The developments since the start of 2022, including Russia’s invasion of Ukraine and continued supply chain disruptions, have led to uncertainty among investors. Also, fears of a severe economic slowdown amid the ultra-aggressive stance of the central banks across the globe to control inflation drove client activity and trading volume during the third quarter.
These factors have led to heightened volatility in equity markets and other asset classes, including commodities, bonds and foreign exchange. So, JPMorgan is likely to have recorded a decent improvement in market revenues this time.
Notably, during an investor conference call in mid-September, the company’s chief operating officer Daniel Pinto noted that fixed-income trading volumes benefited from heightened market volatility and mitigated lower equity trading. The bank’s market revenues are anticipated to be up almost 5% year over year. Our estimate for the metric stands at $6.6 billion, indicating a 5.3% rise.
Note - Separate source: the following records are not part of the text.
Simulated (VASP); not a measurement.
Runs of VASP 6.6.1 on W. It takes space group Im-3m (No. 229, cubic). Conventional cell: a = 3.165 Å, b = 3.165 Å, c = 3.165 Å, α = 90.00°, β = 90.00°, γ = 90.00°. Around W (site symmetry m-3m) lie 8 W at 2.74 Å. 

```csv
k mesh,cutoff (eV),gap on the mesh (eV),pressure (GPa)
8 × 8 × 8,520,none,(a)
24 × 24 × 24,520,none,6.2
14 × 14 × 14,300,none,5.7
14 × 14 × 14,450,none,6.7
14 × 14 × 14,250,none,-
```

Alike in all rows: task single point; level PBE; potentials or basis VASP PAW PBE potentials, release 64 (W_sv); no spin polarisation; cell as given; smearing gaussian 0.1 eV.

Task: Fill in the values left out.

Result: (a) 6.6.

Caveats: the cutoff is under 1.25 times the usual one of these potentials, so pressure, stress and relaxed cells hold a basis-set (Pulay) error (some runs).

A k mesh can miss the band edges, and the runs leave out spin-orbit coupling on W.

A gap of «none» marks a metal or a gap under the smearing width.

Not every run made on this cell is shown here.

JPM’s market revenues are accounted for in the Corporate & Investment Bank segment. The Zacks Consensus Estimate for the segment’s total net revenues of $11.83 billion indicates a fall of 4.5% from the prior-year reported number.
Other Major Factors at Play
Loan Demand & Net Interest Income (NII): Lending activities continued at a decent pace in the to-be-reported quarter. Per the Fed’s latest data, demand for commercial and industrial loans, real estate loans and consumer loans (specifically credit cards) accelerated in July and August.
The Zacks Consensus Estimate for JPM’s average earning assets is pegged at $3.44 trillion, suggesting a 6.9% rise on a year-over-year basis. Our estimate for the metric is $3.57 trillion, indicating an almost 11% improvement.
Further, the Federal Reserve continued with the hawkish monetary policy stance, raising the interest rates by another 150 basis points during the quarter. Thus, the policy rate reached 3.0-3.25%, the highest level since 2008. This is likely to have had a favorable impact on JPM’s net interest margin (NIM) and NII. However, the inversion of the yield curve in the September-ended quarter is expected to have weighed on NIM to some extent.
The Zacks Consensus Estimate for NII of $16.92 billion suggests a 29.4% surge. Our estimate for NII implies a jump of 42% to $18.57 billion.
Investment Banking (IB) Fees: After an extraordinary performance for almost two years, global deal-making shrank for the third consecutive quarter. Raging inflation, equity markets rout and fears of recession dealt a blow to the business sentiments and plans for expansion via acquisitions. Thus, both deal volume and total value numbers crashed during the third quarter. Also, JPMorgan’s leadership in the space is less likely to have offered much support to advisory fees.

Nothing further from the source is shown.